Politics trumps economics as Buhari seeks amendment of PIA
… five weeks after assent
Unlike other state-owned national oil companies such as Saudi Aramco, Abu Dhabi National Oil Company (ADNOC) which appoint board members on the basis of merit and competence, President Muhammadu Buhari is allowing political consideration to decide the administration of Nigeria’s oil industry.
36 days after signing the most debatable bill in the history of Nigeria’s oil industry into law, President Buhari asked the Senate to increase the number of non-executive members on the Board of the Upstream Regulatory Commission (Commission) and Downstream Petroleum Regulatory Authority (Authority) from two to six.
Buhari wants each of the geographical regions to have a representation on the board.
“The PIA provided for the appointment of two non-executive members for the board of the two institutions. I am of the view that this membership initiates limitation and does not address the principle of balanced geopolitical representation of the country,” Buhari said.
“I, therefore, pray for the intervention of the ninth assembly to correct this oversight in the interest of national unity. Needless to add that this amendment will provide a sense of participation and inclusion for almost every section of the country in the decision making of strategic institutions such as the oil industry,” he added.
Business experts say choosing appointments based on political consideration and not merit or efficiency is not among a million and one respectable ways a government can allow its active oil and gas sector to draw investments.
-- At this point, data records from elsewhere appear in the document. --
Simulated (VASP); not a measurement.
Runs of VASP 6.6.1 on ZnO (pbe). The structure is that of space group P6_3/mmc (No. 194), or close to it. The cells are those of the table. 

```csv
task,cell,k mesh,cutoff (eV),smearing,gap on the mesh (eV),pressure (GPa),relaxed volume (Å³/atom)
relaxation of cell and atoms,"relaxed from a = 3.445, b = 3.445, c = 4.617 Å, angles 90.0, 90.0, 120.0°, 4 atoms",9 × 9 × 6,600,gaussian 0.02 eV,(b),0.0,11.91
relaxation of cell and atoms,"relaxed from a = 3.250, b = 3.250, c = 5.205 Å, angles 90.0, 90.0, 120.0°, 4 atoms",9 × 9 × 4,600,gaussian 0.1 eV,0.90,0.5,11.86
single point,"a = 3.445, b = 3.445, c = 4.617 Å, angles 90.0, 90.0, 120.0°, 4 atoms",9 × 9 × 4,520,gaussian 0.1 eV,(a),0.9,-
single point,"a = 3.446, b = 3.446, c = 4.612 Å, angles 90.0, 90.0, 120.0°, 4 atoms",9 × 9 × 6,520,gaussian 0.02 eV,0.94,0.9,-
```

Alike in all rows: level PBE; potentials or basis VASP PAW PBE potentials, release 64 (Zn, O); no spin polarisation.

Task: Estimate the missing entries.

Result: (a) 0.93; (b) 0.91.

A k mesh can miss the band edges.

“Running an energy business based on political consideration will ruin a business,” a business leader close to Nigeria’s petroleum industry said while reacting to the latest development.
He added, “Most of the most efficient state owned Oil Corporations like Saudi Aramco are not run based on federal character but not competence and technical know-how.”
In order to become more efficient, Saudi Aramco values diversity of expertise on its leadership teams or boards. In particular, 5 of the current 11-member board of Saudi Aramco are independent directors. Two of the five are; Sir Mark Moody, a former CEO of Shell, and Mr Mark Weinberger, former chairman and CEO of EY the global accounting firm.
For Joe Nwakwue, former chairman of Society of Petroleum Engineers (SPE), he is more concerned about the cost implications of the president’s current amendments.
“If he has anything that he is uncomfortable with, he has the right to amend however he must also understand the implication on the cost of governance,” Nwakwue told BusinessDay.
Daniel Adebayo, a Lagos-based energy lawyer said the president is trying to be more nationalistic in his appointments due to recent criticism of nepotism.
“NNPC should be recognised as a business first before federalism,” Adebayo said.
Also, President Buhari also asked the Upper Chamber of the National Assembly to expunge provisions in the PIA that include the Ministers of Petroleum and Finance in the administrative structure of the Act.
Buhari further prayed the Senate to consider exempting the Executive Directors to be appointed for the government regulators for the petroleum sector who are serving public servants from the established confirmation process for political appointments.
“This will ensure effective management of the revenue-generating institutions through uniform implementation of public service roles for employees in the authority,” Buhari said.
Last weekend, the president directed the incorporation of Nigerian National Petroleum Company (NNPC) Limited and appointed board and management of the new company.